Why is FSM important in digital circuit design?
FSMs are fundamental building blocks in digital design. They are important because:
- Structured Approach: FSMs provide a disciplined, methodical way to design control logic. Complex behavior is broken into a finite set of clearly defined states.
- Predictable Timing: Being synchronous (clocked), FSMs behave deterministically and meet timing constraints reliably on FPGAs and ASICs.
- Synthesis-Friendly: FSMs described in Verilog are well-understood by synthesis tools (such as Quartus Prime), which can automatically optimize state encoding and logic.
- Debugging Ease: The state variable provides a direct window into the machine's behavior, making simulation and hardware debugging straightforward.
- Scalability: Complex systems can be built by interconnecting multiple FSMs (Hierarchical FSMs), keeping each module manageable.
- Universality: Every digital controller—from a simple LED blinker to a full USB protocol stack—can be modeled as an FSM.
💡Key Takeaway
If your circuit needs to remember what happened before and make decisions based on that history, you need an FSM.
When to Use an FSM
Deploy an FSM whenever a system requires:
- Sequence execution (e.g., initialization sequences and communication protocols such as I2C and SPI).
- State-dependent outputs (e.g., traffic light controllers, vending machines).
- Control path logic to coordinate datapaths.
State Diagrams
A state diagram (also called a state transition diagram) is a visual representation of an FSM. It uses state nodes and transition arrows. Each transition is labeled with a condition. In Moore FSMs, outputs are typically labeled on the inside of states. In Mealy FSMs, outputs are often labeled on transitions as condition/output.
State Diagram Components
| Symbol | Represents | Description |
|---|---|---|
 (Circle) |
State | Each circle represents one state. The state name is written inside. |
 |
Initial State | An arrow pointing into the circle indicates the reset/initial state. |
 (Arrow) |
Transition | Directed arrow from one state to another, labeled with condition(s). |
| Label on arrow | Condition/Output | Moore: input only. Mealy: input/output. |
 (Self-loop arrow) |
Self Transition | The FSM stays in the same state under this condition. |
State Transition Table
A State Transition Table is a tabular representation of an FSM. It explicitly lists every combination of current state and input, and specifies the next state (and output) for each combination.
Is the State Transition Table useful in Verilog? — Yes, absolutely!
While a state diagram gives a visual overview, the state transition table provides the precise logic needed to write Verilog case statements. Every row in the table maps directly to a case / if condition in the next-state always block.

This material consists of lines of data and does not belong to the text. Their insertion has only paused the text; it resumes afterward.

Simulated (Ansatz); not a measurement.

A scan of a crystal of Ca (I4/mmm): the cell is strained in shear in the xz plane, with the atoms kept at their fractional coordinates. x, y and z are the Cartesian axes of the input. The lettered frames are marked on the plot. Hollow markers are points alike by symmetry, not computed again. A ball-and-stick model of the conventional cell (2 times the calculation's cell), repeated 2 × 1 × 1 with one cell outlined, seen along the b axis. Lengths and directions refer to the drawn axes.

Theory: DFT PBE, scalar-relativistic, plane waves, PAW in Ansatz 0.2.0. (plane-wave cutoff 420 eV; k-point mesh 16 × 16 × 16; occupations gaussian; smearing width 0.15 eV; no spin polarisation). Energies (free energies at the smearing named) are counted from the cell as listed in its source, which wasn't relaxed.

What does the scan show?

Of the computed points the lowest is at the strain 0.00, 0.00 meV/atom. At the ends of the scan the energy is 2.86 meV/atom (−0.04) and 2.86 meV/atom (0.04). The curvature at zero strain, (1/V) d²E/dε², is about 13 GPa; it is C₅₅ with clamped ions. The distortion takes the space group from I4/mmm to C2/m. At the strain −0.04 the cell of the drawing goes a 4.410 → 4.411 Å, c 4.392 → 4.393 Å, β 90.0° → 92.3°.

- Enumerate every state/condition combination to avoid missing corner cases.
- Map cleanly into case(curState) for next-state logic.
- Build self-check testbenches (the table becomes your golden reference).
✅ Practical Rule
Build the state transition table BEFORE writing Verilog. It prevents logic errors and ensures complete coverage of all state/input combinations. Synthesis tools use this same logic internally.
Moore State Diagram
In a Moore machine, outputs are associated with STATES (written inside or below the circle). Transition labels show only the input condition.
Output is labeled INSIDE / BELOW each state
Transition Labels: Input condition ONLY (SW=0 or SW=1)
Output Labels: Written INSIDE/BELOW each state circle
Figure 1: Moore FSM State Diagram — LED Toggle Example
State Transition Table for the LED Toggle FSM (Moore):
| Current State | Input (SW) | Next State | Output (LED) |
| S0 | 0 | S0 | OFF |
| 1 | S1 | ||
| S1 | 0 | S2 | ON |
| 1 | S1 | ||
| S2 | 0 | S2 | ON |
| 1 | S3 | ||
| S3 | 0 | S0 | OFF |
| 1 | S3 |
Timing Diagram:
Figure 2: Moore timing (output follows registered state; often 1-cycle later)
Mealy State Diagram
In a Mealy machine, outputs are associated with TRANSITIONS (labeled Input/Output on the arrows). The output can change as soon as the input changes, even before the next clock edge.
Output is labeled ON THE TRANSITION ARROW
Transition Labels: Input/Output (e.g., SW=1 / LED=1)
State Circles: No output inside (unlike Moore)
Figure 3: Mealy FSM State Diagram — LED Toggle Example
State Transition Table for the LED Toggle FSM (Mealy):
| Current State | Input (SW) | Next State | Output (LED) |
| S0 | 0 | S0 | OFF |
| 1 | S1 | ON | |
| S1 | 0 | S2 | ON |
| 1 | S1 | ON | |
| S2 | 0 | S2 | ON |
| 1 | S3 | OFF | |
| S3 | 0 | S0 | OFF |
| 1 | S3 | OFF |
Timing Diagram:
Figure 4: Mealy Timing (output can change in the same cycle)
Types of FSM: Moore and Mealy:
| Characteristic | Moore FSM | Mealy FSM |
|---|---|---|
| Output depends on | Current state only | Current state + inputs |
| State diagram labels | Output inside/below state node | Output on transition arrow (in/out) |
| Number of states | More states required | Fewer states (often 1 less per output) |
| Output glitches | Glitch-free (registered output) | Possible if inputs are noisy |
| Response speed | Output changes 1 cycle after input | Output can change same cycle as input |
| Typical use | Safe, registered outputs for FPGAs | Fast response, fewer states |
13.2 Moore and Mealy FSM Architecture
Types of FSM:
- Moore Machine: Outputs depend only on the current state.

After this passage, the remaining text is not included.